Soft Spot In Wood Floor On Concrete Slab


I have a soft spot in my new wood floor. It’s a real wood floor glued on cement slab. They are 3 inch planks. What should we do about it?



Dear John

If you have SOLID wood strips glued directly to the concrete slab, this sadly, is the type of installation that will give continuous problems over the years. I made that really clear in my “Wood Floor on Concrete” article. If this is so, this is just about the worst method for installing hardwood floors on concrete, and is difficult and dangerous to repair. I’ll get to this later.

What I am hoping is that you have a real wood laminated (also called engineered) hardwood floor. These are 3-5 plys of real hardwood, with the top ply being the finished and sometimes thick layer. These are the really great light duty floors (50 years of life) which you should find easy to repair. The soft spot was probably caused by a dip in the concrete subfloor, which the installer failed to fix before the wood floor installation.

Go to and find out who has their “Professional Wood Floor Repair Kit” in your area. If there is no dealer for DriTac where you live, you may need to convince DriTac to send you one by mail. Here’s what in it. The glue is a diluted version of the famous DriTac 6200, which stays tacky ALL it’s life (50 years and counting). This is really important in this sort of repair because for various reasons the wood might pop loose again if the wood expands (yes even laminated wood expands), and this glue will re-grab the wood when conditions normalize.

You will drill two holes in either side of the repair area (drill bits provided) and inject the glue (syringe provided) into one hole until you fill it, or see it come up the other hole. The void will be filled up now. Cut the dowel (also provided) and fit in each hole and cut it off with a fine flush cutting hand saw (not provided but available at Punch the dowel slightly below the surface, and fill with a colored latex wood filler. Clean up any excess filler and adhesive right away with a wet cloth and then a dry cloth.

This glue works well with most old adhesives, and because the adhesive is thin it meets it own level in the dip (don’t put weight on the repair or walk on it for a day), the soft spot is gone forever.

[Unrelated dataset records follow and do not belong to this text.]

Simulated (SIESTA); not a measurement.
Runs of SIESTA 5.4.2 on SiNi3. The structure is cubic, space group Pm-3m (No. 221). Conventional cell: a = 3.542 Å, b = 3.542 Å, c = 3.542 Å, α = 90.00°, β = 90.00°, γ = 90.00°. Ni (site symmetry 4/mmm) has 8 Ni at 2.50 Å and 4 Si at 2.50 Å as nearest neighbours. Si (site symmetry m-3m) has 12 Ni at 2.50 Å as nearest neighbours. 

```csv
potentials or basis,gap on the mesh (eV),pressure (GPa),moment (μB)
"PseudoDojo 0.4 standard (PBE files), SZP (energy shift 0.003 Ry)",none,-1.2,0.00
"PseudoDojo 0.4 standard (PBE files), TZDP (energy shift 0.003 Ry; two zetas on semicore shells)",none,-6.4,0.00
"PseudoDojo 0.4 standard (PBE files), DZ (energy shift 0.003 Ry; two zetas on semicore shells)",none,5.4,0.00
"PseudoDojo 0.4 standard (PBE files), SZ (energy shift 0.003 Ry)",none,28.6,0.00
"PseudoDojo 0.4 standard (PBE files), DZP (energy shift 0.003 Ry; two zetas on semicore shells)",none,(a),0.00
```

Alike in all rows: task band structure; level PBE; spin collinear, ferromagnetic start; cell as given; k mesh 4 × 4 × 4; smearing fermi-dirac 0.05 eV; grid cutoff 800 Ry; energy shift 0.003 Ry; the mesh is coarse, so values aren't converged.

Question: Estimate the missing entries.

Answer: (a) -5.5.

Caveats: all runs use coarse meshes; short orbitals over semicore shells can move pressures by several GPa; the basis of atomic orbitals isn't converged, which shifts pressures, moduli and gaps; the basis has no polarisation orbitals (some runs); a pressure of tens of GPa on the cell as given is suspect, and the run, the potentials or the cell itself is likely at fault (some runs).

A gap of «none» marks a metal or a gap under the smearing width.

Now then, if you have a solid wood floor, you CANNOT use the DriTac easy solution. And I should say that gluing solid wood strip to concrete is a poor installation method indeed. But in this case you will need to remove some boards. This usually involves removing a series of boards that span across the dip. If the boards are short (short 1/2″ by 2 foot flat bottomed wood is used normally in this installation) you can simply split them in thirds and remove the middle section and the rest can be pried off the good glue. Clean all the adhesive off the concrete with a old chisel and Goof Off Adhesive remover. You will now have to fill the void or dip in the concrete with a non shrinking cement based mortar. There is a limit on the thickness of some of the floor leveling compounds so make sure you find a suitable one for the depth of this hole. Give the concrete patch a few days to dry.

Follow my free article for the list of removal tools. Installing new boards though is a bit tricky. Being random sizes the new wood (hopefully provided by the building contractor, the same stuff) means they will all have to be cut to size on at least one end. You will have to re-bevel all the cut ends to match your floor, and touch up these ends with some floor finish (water based usually looks best on prefinished). Follow the directions in the free article, about cutting, but no nailing here. Use a good urethane adhesive DriTac 7500 or Bostik’s Best and once all the pieces are cut to size (allowing for some bottom grooves to be removed on the last few pieces) “dry fit” the floor boards to make sure you can quickly and easily assemble them before the glue sets up. Read the glue can label to determine this “open time”. Be sure to follow the recommend trowel size, too thick a glue spread will never cure.

The last few rows that had to have their bottom grooves removed will need to be held in place with a heavy object overnight. What ever you do don’t get even a speck of this urethane adhesive on the face of the board. Be sure to order a can of special urethane glue remover, to get this stuff off your hands or while wet, on the wood face. Good luck, a tough job, but do-able.